First, i check, is there any symbol like ?.
Then, i kill first part of line (left from ?).
Next, i split line by &, where each value splitted by =.
my $r = q"/parent/child
/parent/child?
/parent/child?firstparam=abc123
/parent/child?secondparam=def456
/parent/child?firstparam=abc123&secondparam=def456
/parent/child?secondparam=def456&firstparam=abc123
/parent/child?thirdparam=ghi789&secondparam=def456&firstparam=abc123
/parent/child?secondparam=def456&firstparam=abc123&thirdparam=ghi789
/parent/child?thirdparam=ghi789
/parent/child/
/parent/child/?
/parent/child/?firstparam=abc123
/parent/child/?secondparam=def456
/parent/child/?firstparam=abc123&secondparam=def456
/parent/child/?secondparam=def456&firstparam=abc123
/parent/child/?thirdparam=ghi789&secondparam=def456&firstparam=abc123
/parent/child/?secondparam=def456&firstparam=abc123&thirdparam=ghi789
/parent/child/?thirdparam=ghi789";
for my $string(split /\n/, $r){
if (index($string,'?')!=-1){
substr($string, 0, index($string,'?')+1,"");
#say "string = ".$string;
if (index($string,'=')!=-1){
my #params = map{$_ = [split /=/, $_];}split/\&/, $string;
$"="\n";
say "$_->[0] === $_->[1]" for (#params);
say "######next########";
}
else{
#print "there is no params!"
}
}
else{
#say "there is no params!";
}
}

Regular Expression issue with * laziness

Sorry in advance that this might be a little challenging to read...
I'm trying to parse a line (actually a subject line from an IMAP server) that looks like this:
=?utf-8?Q?Here is som?= =?utf-8?Q?e text.?=
It's a little hard to see, but there are two =?/?= pairs in the above line. (There will always be one pair; there can theoretically be many.) In each of those =?/?= pairs, I want the third argument (as defined by a ? delimiter) extracted. (In the first pair, it's "Here is som", and in the second it's "e text.")
Here's the regex I'm using:
=\?(.+)\?.\?(.*?)\?=
I want it to return two matches, one for each =?/?= pair. Instead, it's returning the entire line as a single match. I would have thought that the ? in the (.*?), to make the * operator lazy, would have kept this from happening, but obviously it doesn't.
Any suggestions?
EDIT: Per suggestions below to replace ".?" with "[^(\?=)]?" I'm now trying to do:
=\?(.+)\?.\?([^(\?=)]*?)\?=
...but it's not working, either. (I'm unsure whether [^(\?=)]*? is the proper way to test for exclusion of a two-character sequence like "?=". Is it correct?)
Try this:
\=\?([^?]+)\?.\?(.*?)\?\=
I changed the .+ to [^?]+, which means "everything except ?"

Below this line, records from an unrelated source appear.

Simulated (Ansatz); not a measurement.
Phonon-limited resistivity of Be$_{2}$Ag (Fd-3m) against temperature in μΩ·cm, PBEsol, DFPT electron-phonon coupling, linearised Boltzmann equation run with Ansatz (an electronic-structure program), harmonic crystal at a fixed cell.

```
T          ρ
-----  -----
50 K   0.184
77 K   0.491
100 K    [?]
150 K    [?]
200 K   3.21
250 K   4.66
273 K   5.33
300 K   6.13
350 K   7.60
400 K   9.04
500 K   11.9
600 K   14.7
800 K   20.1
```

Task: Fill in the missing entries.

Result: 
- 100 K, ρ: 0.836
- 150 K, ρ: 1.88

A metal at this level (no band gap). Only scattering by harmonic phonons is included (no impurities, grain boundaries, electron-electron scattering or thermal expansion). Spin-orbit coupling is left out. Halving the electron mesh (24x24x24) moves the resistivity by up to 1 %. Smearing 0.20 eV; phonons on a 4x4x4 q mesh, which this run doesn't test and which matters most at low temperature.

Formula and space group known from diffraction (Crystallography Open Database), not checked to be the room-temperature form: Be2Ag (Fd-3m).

A good practice in my experience is not to use .*? but instead do use the * without the ?, but refine the character class. In this case [^?]* to match a sequence of non-question mark characters.
You can also match more complex endmarkers this way, for instance, in this case your end-limiter is ?=, so you want to match nonquestionmarks, and questionmarks followed by non-equals:
([^?]*\?[^=])*[^?]*
At this point it becomes harder to choose though. I like that this solution is stricter, but readability decreases in this case.
One solution:
=\?(.*?)\?=\s*=\?(.*?)\?=
Explanation:
=\? # Literal characters '=?'
(.*?) # Match each character until find next one in the regular expression. A '?' in this case.
\?= # Literal characters '?='
\s* # Match spaces.
=\? # Literal characters '=?'
(.*?) # Match each character until find next one in the regular expression. A '?' in this case.
\?= # Literal characters '?='
Test in a 'perl' program:
use warnings;
use strict;
while ( <DATA> ) {
printf qq[Group 1 -> %s\nGroup 2 -> %s\n], $1, $2 if m/=\?(.*?)\?=\s*=\?(.*?)\?=/;
}
__DATA__
=?utf-8?Q?Here is som?= =?utf-8?Q?e text.?=
Running:
perl script.pl
Results:
Group 1 -> utf-8?Q?Here is som
Group 2 -> utf-8?Q?e text.
EDIT to comment:
I would use the global modifier /.../g. Regular expression would be:
/=\?(?:[^?]*\?){2}([^?]*)/g
Explanation:
=\? # Literal characters '=?'
(?:[^?]*\?){2} # Any number of characters except '?' with a '?' after them. This process twice to omit the string 'utf-8?Q?'
([^?]*) # Save in a group next characters until found a '?'
/g # Repeat this process multiple times until end of string.
Tested in a Perl script:
use warnings;
use strict;
while ( <DATA> ) {
printf qq[Group -> %s\n], $1 while m/=\?(?:[^?]*\?){2}([^?]*)/g;
}
__DATA__
=?utf-8?Q?Here is som?= =?utf-8?Q?e text.?= =?utf-8?Q?more text?=
Running and results:
Group -> Here is som
Group -> e text.
Group -> more text
Thanks for everyone's answers! The simplest expression that solved my issue was this:
=\?(.*?)\?.\?(.*?)\?=
The only difference between this and my originally-posted expression was the addition of a ? (non-greedy) operator on the first ".*". Critical, and I'd forgotten it.